I hate this play. I hate this play. God, how I hate this play.
This is a wretched polemic of a play about how, hey, maybe we should be less critical of evangelical Christians because actually some of them are very educated and reasonable. Fine. That is true, and I believe that. But, okay, for one, I don’t think that is an adequate or adequately non-preachy conflict for an entire play, and for two, I don’t think that point need be made by creating on the one hand a young sunny couple comprised harmoniously of a non-religious young woman and a smart and reasonable young man with a Ph.D. in religion (The phrase “unequally yoked” never comes up somehow. If you don’t know what this phrase means, you’ve never hung with evangelicals.) – and on the other, an ignorant, sorta racist, rich, drunk, dreadful, flirtatious, motor-mouthed harpy of a mother who just can’t understand how her beloved daughter has been seduced by the religious right. Yes, the secular left has often made a straw man of religion. Absolutely true. That does not excuse using art as an excuse to set up a straw man of the secular left and then knock it down in the most self-satisfied way imaginable.

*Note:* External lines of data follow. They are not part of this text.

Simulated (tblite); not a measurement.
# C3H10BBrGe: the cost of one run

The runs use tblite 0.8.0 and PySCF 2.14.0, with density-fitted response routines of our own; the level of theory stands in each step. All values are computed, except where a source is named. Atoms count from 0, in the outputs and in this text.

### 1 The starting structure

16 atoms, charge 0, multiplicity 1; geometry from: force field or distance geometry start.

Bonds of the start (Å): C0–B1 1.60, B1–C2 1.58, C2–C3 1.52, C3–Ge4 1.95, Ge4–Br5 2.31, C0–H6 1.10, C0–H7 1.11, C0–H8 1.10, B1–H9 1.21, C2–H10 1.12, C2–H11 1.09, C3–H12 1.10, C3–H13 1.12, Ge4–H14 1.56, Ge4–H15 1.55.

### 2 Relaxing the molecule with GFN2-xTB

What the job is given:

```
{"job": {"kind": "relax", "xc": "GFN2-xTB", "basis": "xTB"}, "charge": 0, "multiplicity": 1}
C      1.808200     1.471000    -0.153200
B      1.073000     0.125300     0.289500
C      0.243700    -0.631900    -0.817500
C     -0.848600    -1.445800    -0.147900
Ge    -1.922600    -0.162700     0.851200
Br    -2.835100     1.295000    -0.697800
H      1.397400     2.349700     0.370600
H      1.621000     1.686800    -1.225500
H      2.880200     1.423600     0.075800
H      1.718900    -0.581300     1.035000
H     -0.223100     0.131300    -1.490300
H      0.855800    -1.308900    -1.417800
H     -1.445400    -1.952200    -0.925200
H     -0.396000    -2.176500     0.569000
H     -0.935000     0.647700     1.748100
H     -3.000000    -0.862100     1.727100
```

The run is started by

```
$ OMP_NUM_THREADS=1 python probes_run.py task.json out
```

The following exchange actually takes place in this play:
Kate: I know I’m terrible but all I can think of is that awful Tammy Faye Bakker with her horrible clown make up and that raving Jerry Falwell who said that our sin caused 9/11!
Kitty: Mother, they’re dead, where have you been? That’s ancient history. Think Rick Warren, get with it!
Huntley (yes, the father’s name is really Huntley): But Kitty, Bakker and Falwell were very influential when they were alive, wouldn’t you say, Paul?
Paul: Yes, absolutely, but they were fundamentalists, not evangelicals. Fundamentalists are a subset of evangelicals, they read the Bible literally, we see metaphor and poetry.
Kitty: Thirty-five percent of Americans — possibly more — consider themselves evangelical Christians Mother [sic].
Putting aside the “tell, don’t show” nature of this and MANY MANY other exchanges and the horribleness of the name Huntley, let me just go on, as an ex-evangelical of the non-fundamentalist variety, to point out some logic and other problems. To start, basic syntax will show us that if “fundamentalists are a subset of evangelicals,” then the statement “they were fundamentalists, not evangelicals” is false. It’s true syntactically and it’s true in reality. Jerry Falwell was a VERY influential fundamentalist who is ALSO an evangelical and whose influence has clearly outlived his death in ways that showed up in the news TODAY – and you know what? He only died in 2007, six years before the premiere of Saving Kitty.
Second, Rick Warren’s beliefs are not particularly awesome or enlightened. He’s kinda anti-science, he’s anti gay marriage and has publicly equated gay relationships with incest and pedophilia, and he believes in abstinence-only education despite the abysmal record of such programs in actually protecting youth from sex or pregnancy. So there’s that.
Finally, while evangelicals do see metaphor and poetry in the Bible as any non-insane reader of the Bible would, many of them – I dare say most, I dare say nearly all evangelicals – believe in reading many portions of the Bible quite literally. That’s how they come up with most of their beliefs, both crazy and non-crazy
BUT NONE OF THAT IS THE POINT. All of that is my personal soapbox, but none of it at all is at all the point. The point is, this play is terribly written, and the idea that out of all the truly excellent dramas by women in this country – so hard to find, which is why I ended up buying Saving Kitty at a B&N, because it was the ONLY PLAY BY A WOMAN THEY HAD THAT I HAD NOT READ – this is the one chosen to go forward, to be staged and published and starred in by Jennifer Coolidge. Come on now. Just come on.